# Sugarbag - Sound no overdrive



## Flashheart (May 1, 2021)

Hey guys, I’m pretty new to trouble shooting, but the Sugarbag overdrive has very little to no overdrive. It has plenty of sound but no dirt. I’ve socketed the transistors and switched the J113s with 2N5457s. So I’m not sure if that’s the issue or not. Any suggestions?


----------



## BuddytheReow (May 1, 2021)

Show some pics. This will help us.


----------



## Flashheart (May 2, 2021)

Not sure you can access this link.









						Photo May 01, 8 23 06 PM.heic
					

Shared with Dropbox




					www.dropbox.com


----------



## BuddytheReow (May 3, 2021)

Check the pinouts to make sure the trannies are in correctly. If you've got an audio probe test the different pins. Does the sound change when you move the gain pot?


----------



## Flashheart (May 3, 2021)

Yep the sound changes with the gain pots. I'll make sure transistors are in correctly. Thanks for the suggestion and I'll let you know how it turns up.


----------



## kidchemical (Jul 16, 2022)

Any update on this? Did you ever get it working? I just built one, and I have the same exact issue. I swapped out all my ICs and transistors with ones from knowing working builds, so I don't think it's an issue with fake components. I'm barely getting any breakup from the signal even when I'm banging on the strings.


----------



## jesuscrisp (Jul 16, 2022)

kidchemical said:


> Any update on this? Did you ever get it working? I just built one, and I have the same exact issue. I swapped out all my ICs and transistors with ones from knowing working builds, so I don't think it's an issue with fake components. I'm barely getting any breakup from the signal even when I'm banging on the strings.


You may want to consider posting your own thread including pictures of your build


----------



## kidchemical (Jul 16, 2022)

jesuscrisp said:


> You may want to consider posting your own thread including pictures of your build


For sure. Just figured I'd check and see if they had any luck with their build before making a new thread.

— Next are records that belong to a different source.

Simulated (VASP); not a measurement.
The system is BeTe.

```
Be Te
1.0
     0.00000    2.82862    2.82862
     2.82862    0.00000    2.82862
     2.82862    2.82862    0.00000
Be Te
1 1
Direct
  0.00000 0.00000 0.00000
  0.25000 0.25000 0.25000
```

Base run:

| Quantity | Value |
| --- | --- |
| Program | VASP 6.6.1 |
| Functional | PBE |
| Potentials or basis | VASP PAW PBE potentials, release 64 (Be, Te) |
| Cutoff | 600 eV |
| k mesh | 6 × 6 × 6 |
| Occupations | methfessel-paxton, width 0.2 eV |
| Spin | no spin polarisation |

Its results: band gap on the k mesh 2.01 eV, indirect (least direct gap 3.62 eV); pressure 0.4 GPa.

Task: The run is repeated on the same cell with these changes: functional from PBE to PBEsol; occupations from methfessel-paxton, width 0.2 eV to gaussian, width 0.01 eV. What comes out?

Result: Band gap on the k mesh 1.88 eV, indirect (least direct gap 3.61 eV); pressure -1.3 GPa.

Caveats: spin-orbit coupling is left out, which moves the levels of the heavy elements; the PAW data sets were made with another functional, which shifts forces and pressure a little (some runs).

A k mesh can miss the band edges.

In case anyone, like me, stumbles onto this issue later, it's addressed in this thread: https://forum.pedalpcb.com/threads/sugarbag-project-issues.5809/

tl;dr the original pedal is low gain, and the YT demos are deceptive.


----------



## jesuscrisp (Jul 17, 2022)

kidchemical said:


> For sure. Just figured I'd check and see if they had any luck with their build before making a new thread.
> 
> In case anyone, like me, stumbles onto this issue later, it's addressed in this thread: https://forum.pedalpcb.com/threads/sugarbag-project-issues.5809/
> 
> tl;dr the original pedal is low gain, and the YT demos are deceptive.


I built one with the PCB from PCB Mania. It definitely isn't high gain but it does a medium crunch/slightly fuzzy sound without problems. What you and OP were describing sounds like a faulty build to me.


----------